Figure 4. Fisheries experiment stations in Japan utilizing GCOM-C observation data. The stations use the data on SST and chlorophyll-a concentration etc. and release the information on oceanic conditions for fishery operators.

4. Observation of various oceanographic phenomena using GCOM-C/SGLI 250m resolution

ⅰ) Floating Algae

“Floating algae” is a type of floating seaweed, sargasso, that grows large in spring and is torn off by waves and drifting on the sea surface. It plays an important role in marine ecosystems, serving as spawning sites for fish and as hiding places and feeding grounds for juvenile fish. In recent years, an increase of floating algae has been suggested in the East China Sea due to environmental changes such as the expansion of seaweed cultivation and the rise in seawater temperature. It is expected to clarify the relevance between these changes by continuous observation of floating algae using GCOM-C.
Figure 5 is one example of capturing floating algae in the East China Sea based on “Floating Algae Index (FAI)”. FAI is calculated by using three wavelengths: red, near-infrared, and short-wavelength infrared. Since the distribution of floating algae change a lot both temporally and spatially, real-time monitoring of their distribution through high-resolution and high-frequency observations by GCOM-C is expected to make a significant contribution to the aquaculture industry.

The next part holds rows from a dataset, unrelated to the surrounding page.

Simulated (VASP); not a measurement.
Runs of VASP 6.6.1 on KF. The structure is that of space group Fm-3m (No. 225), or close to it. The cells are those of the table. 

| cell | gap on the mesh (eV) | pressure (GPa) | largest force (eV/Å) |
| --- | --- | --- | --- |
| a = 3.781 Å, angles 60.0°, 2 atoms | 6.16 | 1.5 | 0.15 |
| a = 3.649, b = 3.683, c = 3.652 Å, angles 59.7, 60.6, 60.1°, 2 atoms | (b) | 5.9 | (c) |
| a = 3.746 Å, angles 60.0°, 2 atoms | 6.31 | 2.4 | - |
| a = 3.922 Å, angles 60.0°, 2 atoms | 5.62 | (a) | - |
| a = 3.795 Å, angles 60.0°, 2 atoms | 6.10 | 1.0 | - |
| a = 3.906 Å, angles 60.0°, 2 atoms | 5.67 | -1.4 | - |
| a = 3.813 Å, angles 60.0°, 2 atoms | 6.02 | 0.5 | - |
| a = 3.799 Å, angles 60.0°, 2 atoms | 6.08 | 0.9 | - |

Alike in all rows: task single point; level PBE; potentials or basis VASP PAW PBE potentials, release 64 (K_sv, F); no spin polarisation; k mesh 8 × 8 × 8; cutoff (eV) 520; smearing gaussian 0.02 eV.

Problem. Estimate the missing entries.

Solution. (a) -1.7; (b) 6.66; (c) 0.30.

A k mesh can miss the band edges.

Figure 5. The Floating Algae Index in the East China Sea on March 30, 2019. We can see floating algae distributed like streaks over a wide area.

ⅱ) Pumice stones

An eruption occurred at Fukutoku-Oka-no-Ba submarine volcano, south of the Ogasawara Islands on August 13, 2021, producing a massive amount of pumice stones. The stones have drifted on the ocean and then reached to Okinawa, located more than 1,400 km away from the volcano. They caused various damages on ship navigation, fishing, and tourism.
JAXA/EORC has been releasing images of pumice stone decipherment by GCOM-C. We enhanced contrast by applying short-wavelength infrared light (1.6 μm), near-infrared light (870 nm), and red light (670 nm) to the three primary colors (red, green, and blue), respectively. Figure 6 shows the result of pumice stone decipherment on October 15, 2021. The light blue areas in the figure indicate the distribution of pumice stones.
Furthermore, in order to capture where the pumice came from and predict the future pumice location, we tried to identify the drifting routes by combining the results of pumice stone decipherment using GCOM-C with the ocean model (JCOPE-T DA) developed and operated by JAMSTEC (Japan Agency for Marine-Earth Science and Technology). It is difficult to predict long-term like several months pumice drift based on ocean current simulation alone. Therefore, as shown in figure 7 and figure 8, we performed drifting calculations in combination with the actual pumice distribution captured by GCOM-C, which makes it possible to obtain the result of drifting calculations closer to reality.
Based on this drift prediction, it was determined beforehand that Kozushima Port and Mikurajima Port in the Izu Island chain could be significantly suffered from pumice stones. The measure was taken to install oil fences ahead of other island ports. As a result, this measure reduced the damage from pumice stones that drifted ashore three days later.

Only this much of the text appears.